NATCHEZ — Company officials say Delta-Energy should start operations in Natchez within a month to five weeks.
The company announced plans in February to open a carbon solids and hydrocarbon recapturing facility on 30 acres of the former International Paper property.
Delta-Energy’s John Rollins tells The Natchez Democrat (http://bit.ly/1GTXbFq) the company has moved the equipment from its first plant in North Dakota to Natchez for its first line of products and plans to install seven more.
“We have spent or committed to spend $8 million between the purchase of the property from the county and in improvements,” Rollins said. “That will expand to $45 million over the next 24 months, and essentially that (expansion) is increments of production as we go up.”
The plant will run 24 hours a day, so the company is looking for people who will be willing to do shift work, Rollins said.
“We are looking for folks that have basic mechanical skills, people that understand machinery and are comfortable working around machinery,” he said. “Most of what we are looking for are characteristics of reliability, discipline, that sort of thing.”
Rollins said the company plans to hire approximately 100 people in the first year.
“You have schools and training structures in the State of Mississippi that give us the confidence we are going to have a mechanism by which we can hire and train people not only for this operation,” Rollins said. “We are expecting to build a second and third one of these (plants) that will offer job opportunities for people here to pursue.”
The Delta-Energy process makes use of used tires that have been chopped into pieces approximately the size of a pecan, Rollins said.

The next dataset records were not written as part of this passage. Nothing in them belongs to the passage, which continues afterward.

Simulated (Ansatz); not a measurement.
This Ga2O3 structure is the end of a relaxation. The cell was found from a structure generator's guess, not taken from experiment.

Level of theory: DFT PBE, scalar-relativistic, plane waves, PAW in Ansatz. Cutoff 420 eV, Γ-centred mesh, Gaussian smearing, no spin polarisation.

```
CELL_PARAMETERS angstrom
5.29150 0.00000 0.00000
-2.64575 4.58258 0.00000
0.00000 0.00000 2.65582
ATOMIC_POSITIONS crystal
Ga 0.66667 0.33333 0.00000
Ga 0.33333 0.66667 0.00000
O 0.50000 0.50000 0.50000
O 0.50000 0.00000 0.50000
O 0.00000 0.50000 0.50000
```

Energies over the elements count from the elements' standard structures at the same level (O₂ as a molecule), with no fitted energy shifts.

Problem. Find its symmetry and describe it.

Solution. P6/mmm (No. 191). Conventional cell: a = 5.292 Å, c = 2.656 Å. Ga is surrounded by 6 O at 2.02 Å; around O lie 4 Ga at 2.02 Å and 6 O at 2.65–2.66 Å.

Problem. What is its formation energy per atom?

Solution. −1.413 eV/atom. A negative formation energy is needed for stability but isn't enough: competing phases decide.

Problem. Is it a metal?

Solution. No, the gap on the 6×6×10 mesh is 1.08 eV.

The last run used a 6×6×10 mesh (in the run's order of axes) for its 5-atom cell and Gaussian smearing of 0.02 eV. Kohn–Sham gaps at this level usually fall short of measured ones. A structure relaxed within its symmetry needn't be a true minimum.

“Other recyclers use heat and pressure and catalysts, but we use heat and vacuum and catalysts,” he said. “All those wonderful combinations and molecules unzip.”
When the vapors and the solids from the tire pieces separate, Delta takes the vapors, cools and stores them and sells them to the refining and petrochemical business, Rollins said.
“It looks for all intents and purposes like crude oil,” Rollins said.
The solids are cooled, ground into beads and sold to rubber compounders, he said, which reduces the dependence of the tire industry on virgin carbon product.
The company will use electricity as its source of heat, Rollins said.